Player Strategy Imitation

A graph with orange and blue jagged lines, moving generally up and to the right with some drops. It shows Epoch on the X-axis, and F1 Score Non-Empty actions on the Y axis.

Summary

We are training AI to imitate specific players' strategic decisions in StarCraft, a complex real-time strategy game. Based on replays of their past games, we predict what units they will build in an unseen game situation.

Research Topics

Agent AI | Player Imitation | Recurrent Neural Networks | RTS Games | Sparse Rewards

Contributors

Chaima Jemmali | Josh Miller | Abdelrahman Madkour | Christoffer Holmgård | Magy Seif El-Nasr

Description

Imitation learning, the task of training an AI to act as similarly as possible to a particular human, has been studied on multiple tasks (Hussein et al. 2017). However, real-time strategy games, such as StarCraft, present a unique challenge: players pursue complex and shifting strategies based on many decision-making factors. They must choose what buildings and units to build, in what order, and at what times. If we can learn to successfully imitate players in a complex game of this sort, we may not only build more human-like StarCraft AI but also gain generally applicable insights. Robust player imitation could help with automated playtesting, example-driven game AI design, procedural content generation, player modelling, and more.

We began by processing replays from specific StarCraft players. We built features to use as input to our learning algorithms, hand-selecting and combining useful information from the game state. These included information about units and buildings controlled by the players, current resources, and so forth.

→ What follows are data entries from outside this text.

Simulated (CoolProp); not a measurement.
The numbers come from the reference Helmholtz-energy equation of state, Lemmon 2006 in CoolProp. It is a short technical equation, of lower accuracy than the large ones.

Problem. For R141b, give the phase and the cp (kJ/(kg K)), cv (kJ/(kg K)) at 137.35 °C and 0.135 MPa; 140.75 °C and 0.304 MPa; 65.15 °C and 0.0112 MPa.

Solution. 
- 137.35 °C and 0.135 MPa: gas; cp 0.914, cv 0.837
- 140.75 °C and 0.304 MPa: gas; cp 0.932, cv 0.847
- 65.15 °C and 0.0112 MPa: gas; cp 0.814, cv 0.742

We fed the parsed game states into two different learning algorithms: a recurrent neural network (RNN), specifically a long short-term memory layer (LSTM) followed by a standard linear output layer; and random forests (Ho 1995). RNNs are designed to store and recall information from earlier inputs, making them ideal for learning about sequences of information (Hochreiter and Schmidhuber 1997). By learning to process the game states in order, we could take advantage of this memory to attempt to reconstruct the sequence of unit build actions performed by the player, and then to apply that learning to a new game situation.

In our testing, the RNN was by far the most successful in predicting output actions on a small test set. In an average game, it predicted approximately 30 percent of non-null actions exactly correctly. On the other hand, it also over-predicted many actions near their actual timing, showing low precision. We also measured the "time-warp edit distance," a weighted measurement of the divergence of the sequence of predicted actions from the actual game replay. We found that, after training, we could achieve a fairly small time-warp edit distance on the test set, indicating that our predicted sequence had relatively small magnitudes of mistimed and mispredicted actions. Overall, the RNN showed promise as a starting point for this type of imitation, but it is not a perfect solution.

The next phase of the project is to integrate player imitation learning into an actual StarCraft bot. This would enable us to test our predictions on live games. Showing recordings of these games to experts, we can gain additional insights into how well our player imitation matches a real player's strategies, and how to make it feel more player-like. Further in the future, we hope to expand our imitation learning to include tactical decisions about attack, defense, and unit micromanagement.

Status

In Progress

References

Ho, Tin Kam. 1995. “Random Decision Forests.” In Document Analysis and Recognition, 1995., Proceedings of the Third International Conference On, 1:278–282. IEEE.
Hochreiter, Sepp, and Jürgen Schmidhuber. 1997. “Long Short-Term Memory.” Neural Computation 9 (8): 1735–80. https://doi.org/10.1162/neco.1997.9.8.1735.
Hussein, Ahmed, Mohamed Medhat Gaber, Eyad Elyan, and Chrisina Jayne. 2017. “Imitation Learning: A Survey of Learning Methods.” ACM Comput. Surv. 50 (2): 21:1–21:35. https://doi.org/10.1145/3054912.

Publications

Partlan, Nathan, Abdelrahman Madkour, Chaima Jemmali, Josh Aaron Miller, Christoffer Holmgård, and Magy Seif El-Nasr. 2019. “Player Imitation for Build Actions in a Real-Time Strategy Game.” In Joint Proceedings of the AIIDE 2019 Workshops Co-Located with the 15th AAAI Conference on Artificial Intelligence and Interactive Digital Entertainment (AIIDE 2019). Atlanta, GA: CEUR-WS.org.